Our summer study abroad program in Florence focused a lot on the intersection of art and architecture. The first half of the program was a combined studio with both art and architecture students that was focused on drawing and sketching on site in an expressive way, whereas during the second half, we were separated by art and architecture programs. 

The architecture program was a group project, in which our site was a cemetery called Cimitero dei Pinti. We began by selecting a tombstone that we were most interested in.

My group, consisting of two other students and I, selected a tomb with a large terracotta statue of two people holding one another. 

We believed these figures to be the biblical characters, Abraham and his son Isaac. Isaac not only appears to be dead, but is beginning to fragment, and the fallen pieces have been piled around the statue itself. We wanted to keep the vivacity of the still statue and preserve the active aspects in memory of someone who has passed.  

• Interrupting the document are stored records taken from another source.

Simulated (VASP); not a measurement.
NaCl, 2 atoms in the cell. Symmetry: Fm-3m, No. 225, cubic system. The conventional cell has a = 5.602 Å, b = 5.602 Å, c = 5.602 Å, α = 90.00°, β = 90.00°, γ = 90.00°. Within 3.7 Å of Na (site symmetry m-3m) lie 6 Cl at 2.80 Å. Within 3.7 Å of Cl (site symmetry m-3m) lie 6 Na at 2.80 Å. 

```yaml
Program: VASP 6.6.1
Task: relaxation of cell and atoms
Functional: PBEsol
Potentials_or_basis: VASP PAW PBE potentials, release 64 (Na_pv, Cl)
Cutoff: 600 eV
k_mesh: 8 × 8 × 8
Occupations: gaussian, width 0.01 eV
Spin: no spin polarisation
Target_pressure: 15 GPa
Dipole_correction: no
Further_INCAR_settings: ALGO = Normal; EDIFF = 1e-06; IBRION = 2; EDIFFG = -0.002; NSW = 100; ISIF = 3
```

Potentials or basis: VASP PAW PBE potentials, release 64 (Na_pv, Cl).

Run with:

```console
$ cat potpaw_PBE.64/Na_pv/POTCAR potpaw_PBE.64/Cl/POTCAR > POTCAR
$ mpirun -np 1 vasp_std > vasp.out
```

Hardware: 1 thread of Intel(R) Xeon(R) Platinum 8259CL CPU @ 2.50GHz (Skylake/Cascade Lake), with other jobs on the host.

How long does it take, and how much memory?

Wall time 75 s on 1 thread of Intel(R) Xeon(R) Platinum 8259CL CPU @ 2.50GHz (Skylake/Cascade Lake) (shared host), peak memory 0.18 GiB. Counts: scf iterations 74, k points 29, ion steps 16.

To depict this statue of isaac and abraham, we began with a wash of colors derived from the changing light on the statue. we tried to emulate the fragmentation of the statue by integrating various elements of a person’s life in the wash, including a map of Squarzini cav paolo’s place of birth, place of death, fragments of an italian birth certificate, and elements of human anatomy to create a “timeline” from death to birth, of a still yet whole tomb statue, bridging the gap between place of birth and place of death. the fragments in our figure drawings suggest the disintegrating nature of human life as time passes. 

For the final design portfolio, we tried to incorporate similar qualities from the original three drawings, by using a watercolor wash. We also produced some monoprints that we thought resembled body movements, and overlaid them in plan and section. Our final proposal was an installation of fabric that was draped across the entire cemetery, allowing for peace and quiet in self-reflection of those in memory.